Two slackers wake up to find they have become zombies. Unlike the rest of their kind they have retained their humanity. They head off on a cross country road trip so one of them can reunite with his girlfriend. Made in Michigan the film is chock full of horror references including Evil Dead from one of Michigans most famous sons Sam Raimi. Dead heads doesn't always hit its marks and some of the jokes fall flat. Overall though its 90 minutes of fun and can be picked up really cheaply.


The perfect weapon.

Jeff speakman plays Jeff, he's a kenpo master whose mentor has been murdered by the Korean mafia. Naturally this being action cinema he's out for vengeance! Perfect Weapon is great fun if not a little dated in places. It must have seemed incredibly cool to open the film with Speakman doing his Kata to snap's 'I've got the power' unfortunately 20 years on it is slightly cheesy.




HOWEVER. Perfect weapon is worth a watch. The fight scenes are very well choreographed. James Hong is a great villain and the film is never, ever boring. I can live with cheesy, not boring.

The Blu-ray from olive is region free btw.

Night Tide.

Somewhat classier, Curtis Harrington's 1960 horror stars Dennis Hopper as a sailor on shore leave hanging around the bars, sideshows and attractions on Venice beach. In a jazz bar he meets a mysterious young woman who he becomes infatuated with.Finding out she is working on a carny side show as a mermaid Hoppers sailor soon hears some dark rumours about the woman and discovers she may in fact be a real mermaid from legend.

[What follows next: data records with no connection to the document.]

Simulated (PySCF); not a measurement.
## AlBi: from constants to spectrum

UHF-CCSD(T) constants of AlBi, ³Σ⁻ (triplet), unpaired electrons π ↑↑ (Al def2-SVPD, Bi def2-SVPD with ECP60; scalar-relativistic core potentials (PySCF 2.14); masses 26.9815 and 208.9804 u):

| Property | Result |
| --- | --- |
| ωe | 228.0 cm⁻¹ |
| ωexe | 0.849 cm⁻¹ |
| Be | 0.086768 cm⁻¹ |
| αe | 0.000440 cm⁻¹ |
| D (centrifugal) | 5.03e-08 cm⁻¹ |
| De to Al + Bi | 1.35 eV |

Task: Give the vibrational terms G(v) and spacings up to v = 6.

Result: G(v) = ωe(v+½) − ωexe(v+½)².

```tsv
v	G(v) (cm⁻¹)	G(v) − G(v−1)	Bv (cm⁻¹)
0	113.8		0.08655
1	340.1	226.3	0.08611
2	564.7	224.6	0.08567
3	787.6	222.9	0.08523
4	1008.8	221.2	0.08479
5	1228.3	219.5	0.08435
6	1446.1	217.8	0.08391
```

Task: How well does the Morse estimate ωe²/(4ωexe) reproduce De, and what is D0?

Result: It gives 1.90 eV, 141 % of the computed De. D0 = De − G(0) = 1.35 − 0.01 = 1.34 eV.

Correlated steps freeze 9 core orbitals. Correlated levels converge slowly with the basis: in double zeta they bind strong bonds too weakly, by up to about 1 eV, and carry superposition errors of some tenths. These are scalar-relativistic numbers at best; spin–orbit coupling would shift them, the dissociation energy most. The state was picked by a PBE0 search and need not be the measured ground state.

Harrington's film was shot independently at a time the independent film scene was not as prevalent as it would soon be (outside of Sam Arkoff and James H Nicholson of course) and Landing Hopper, who while not an A star had recently been working with James dean on films like Rebel without a cause and Giant, must have been a minor coup. The black and white photography looks marvelous and the haunting score and strange carnival attractions help instill the film with a strange otherworldly atmosphere. Kino have done a good job here as the film looks great, it's a region free Blu and is well worth picking up.


Day of the animals.


A disparate group of tourists head up into the wilderness on a hiking trip with their guide (played by Christopher George) only to discover the hole in the Ozone layer is driving all the animals nuts. Pretty soon the group are being mauled and killed off by Fuzzy critters as they fight for survival!

From the director of GRIZZLY (also worth seeking out) William Girdler. Day of the animals is a fun and occasionally genuinely creepy nature amok film. The animal photography and stunts are all first rate and the film manages to be genuinely tense. It's does occasionally veer into the ridiculous. Lesley Nielsen goes totally nuts, tries to rape a woman and when a bear wanders into camp (played by the momma bear of the bear from THE EDGE no less) he calls it a bastard and goes to fight it! That said its scenes like this that really endear me to the film!

Scorpions region Free Blu-ray looks ASTOUNDING. A really impressive transfer. The film has never, ever looked as good. If you haven't seen it and you like killer animal films then you really need to pick it up!!!


LAST STAND.

Arnie returns to the screens in a film that was unfairly panned by critics and shunned by cinema goers. Director Kim Je-Woon really makes the most of the material and delivers a genuinely entertaining and beautiful looking action picture with well choreographed action scenes and a real sense of fun. Personally I much preferred this to the expendables.